Wine-tasting: Still utter nonsense
Nov. 10th, 2015 10:43 amAnd a more detailed article.
Sometimes I'm actively relieved that all wine tastes overwhelmingly acrid to me. It means I don't have a horse in this race, and can continue to have awfully pedestrian tastes without worrying about pseudo-random snobbery.
no subject
Date: 2015-11-10 05:19 pm (UTC)As a junior RAF officer I was once living in an Army officers' mess (Bordon, which served the Army garrison and the nearby RAF satcoms base at Oakhanger). The colonel in charge of the mess was looking for volunteers for the mess committee and asked me if I'd like to be the wines member, responsible for ensuring we had suitable wines for formal functions.
"Thank you sir," I said, "but I have to admit that I can only tell red wine from white half the time with my eyes closed."

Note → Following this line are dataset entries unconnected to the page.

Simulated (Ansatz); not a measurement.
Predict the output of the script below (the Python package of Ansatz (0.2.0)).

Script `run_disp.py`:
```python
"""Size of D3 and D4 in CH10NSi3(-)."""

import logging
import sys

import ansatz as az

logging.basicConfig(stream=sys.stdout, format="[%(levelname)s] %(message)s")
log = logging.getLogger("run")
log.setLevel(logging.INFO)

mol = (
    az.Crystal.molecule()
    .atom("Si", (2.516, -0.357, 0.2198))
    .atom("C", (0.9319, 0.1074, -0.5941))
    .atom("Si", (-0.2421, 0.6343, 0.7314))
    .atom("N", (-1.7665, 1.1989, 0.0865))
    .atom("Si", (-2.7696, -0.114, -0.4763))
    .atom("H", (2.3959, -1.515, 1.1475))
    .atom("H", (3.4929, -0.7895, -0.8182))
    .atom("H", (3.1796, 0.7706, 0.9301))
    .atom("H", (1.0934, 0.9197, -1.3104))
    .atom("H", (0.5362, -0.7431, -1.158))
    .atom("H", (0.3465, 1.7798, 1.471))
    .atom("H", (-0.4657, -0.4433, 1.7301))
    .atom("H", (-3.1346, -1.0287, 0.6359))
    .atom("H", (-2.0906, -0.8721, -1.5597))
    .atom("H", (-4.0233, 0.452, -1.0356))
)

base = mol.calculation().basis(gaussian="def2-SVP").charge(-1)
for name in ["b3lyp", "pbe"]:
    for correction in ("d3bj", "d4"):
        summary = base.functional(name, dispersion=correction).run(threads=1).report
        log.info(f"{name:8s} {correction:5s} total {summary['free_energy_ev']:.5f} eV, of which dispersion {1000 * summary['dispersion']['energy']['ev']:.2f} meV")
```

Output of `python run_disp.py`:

"Good," he said, "the last wines member was Captain X, who was a complete wine snob, and spent a fortune on stuff nobody else liked. I just want us to have a nice drinkable red and white for dining-in nights, do you think you can manage that?"
I said that I could, got the job, and did a bulk buy of Jacob's Creek. Nobody complained, the colonel was happy, and I was able to get on my ulterior plan of getting real ale from the nearby Hogs Back Brewery into the mess bar.
no subject
Date: 2015-11-10 10:30 pm (UTC)(Unless I share their elitist ideas, obviously.)